Survey reveals 53 per cent of Canadians lack the skills needed to build wealth
Insufficient knowledge about investing cited as a top barrier to financial freedom, fueling a movement toward a 'reinvention renaissance'
TORONTO - Less than two years ago, no one would have imagined that banks around the world would collapse overnight. But it happened -- and it happened in our lifetime. Canadians have felt the impact of these events and, as uncertainty about economic recovery lingers, a Tigrent Inc. survey across Canada, the US and the UK has revealed that 52 per cent of Canadians are not comfortable with their current financial situation. Further, the majority of Canadians (53 per cent) feel insufficient knowledge about investing is their top wealth-building barrier.

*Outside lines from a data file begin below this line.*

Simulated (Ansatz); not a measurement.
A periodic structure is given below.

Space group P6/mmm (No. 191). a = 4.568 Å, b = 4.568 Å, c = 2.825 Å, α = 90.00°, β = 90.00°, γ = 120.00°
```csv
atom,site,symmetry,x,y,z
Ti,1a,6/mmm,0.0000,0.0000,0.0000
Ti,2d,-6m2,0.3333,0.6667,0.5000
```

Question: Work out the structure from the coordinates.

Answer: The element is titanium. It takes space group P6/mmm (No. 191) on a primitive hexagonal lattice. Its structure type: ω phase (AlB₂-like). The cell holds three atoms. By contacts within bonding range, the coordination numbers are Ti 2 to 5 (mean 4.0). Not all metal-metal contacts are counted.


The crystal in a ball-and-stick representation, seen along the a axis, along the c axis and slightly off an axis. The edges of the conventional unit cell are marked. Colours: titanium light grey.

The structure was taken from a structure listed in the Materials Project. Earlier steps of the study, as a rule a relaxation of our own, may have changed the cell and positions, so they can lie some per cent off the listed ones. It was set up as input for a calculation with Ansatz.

The Tigrent 2009 Financial Independence Survey: "Reinvention, What's Stopping You?" is a multi-national survey commissioned by Tigrent Inc. and its subsidiary, Tigrent Learning Canada Inc.. The survey examined over 3000 British, American and Canadian attitudes, definitions and self-limiting beliefs towards financial freedom and reinvention. It was conducted by Opinion Research Corporation from October 19 to 21, 2009.
In the survey, 77 per cent of Canadians (alongside 82 per cent of Americans and 72 per cent of Brits) said they were ready to make sacrifices in the short run to accumulate enough wealth for a more secure tomorrow. It seems they want to live a fuller life, and not just work full-time in the long run. Generation Y Canadians (aged 18-24) led the charge in this category at 88 per cent. Surprisingly, separated, divorced or widowed Canadians were least open to making immediate changes at 67 per cent.
"At a time when so many people are facing unprecedented economic challenges, the optimism we saw across all borders was heartening," says Paul Gallagher, Managing Director, Tigrent Learning Canada Inc. "Wealth-building skills can be learned, and Canadians, especially our younger generations such as the Gen Y seem to have an invigorated vision for their financial future. They don't just want to survive this recession; they want to prosper so they're becoming drivers, not passengers in this economic recovery process."
On the Cusp of a 'Financial Reinvention Renaissance'
The survey findings suggest that Canada, the UK and the US seem to be on the cusp of a 'Financial Reinvention Renaissance'. A full 61 per cent of Canadian respondents (along with 57 per cent of Brits, and 72 per cent of Americans) say that in light of the global financial crisis, they need to re-invent themselves to enhance earning power. And in Canada, 66.5 per cent of those ages 18 to 34 and 70 per cent of parents seem to be leading the pack. Geographically, Maritimers were least likely to feel this way as only 56 per cent are seeking financial makeovers.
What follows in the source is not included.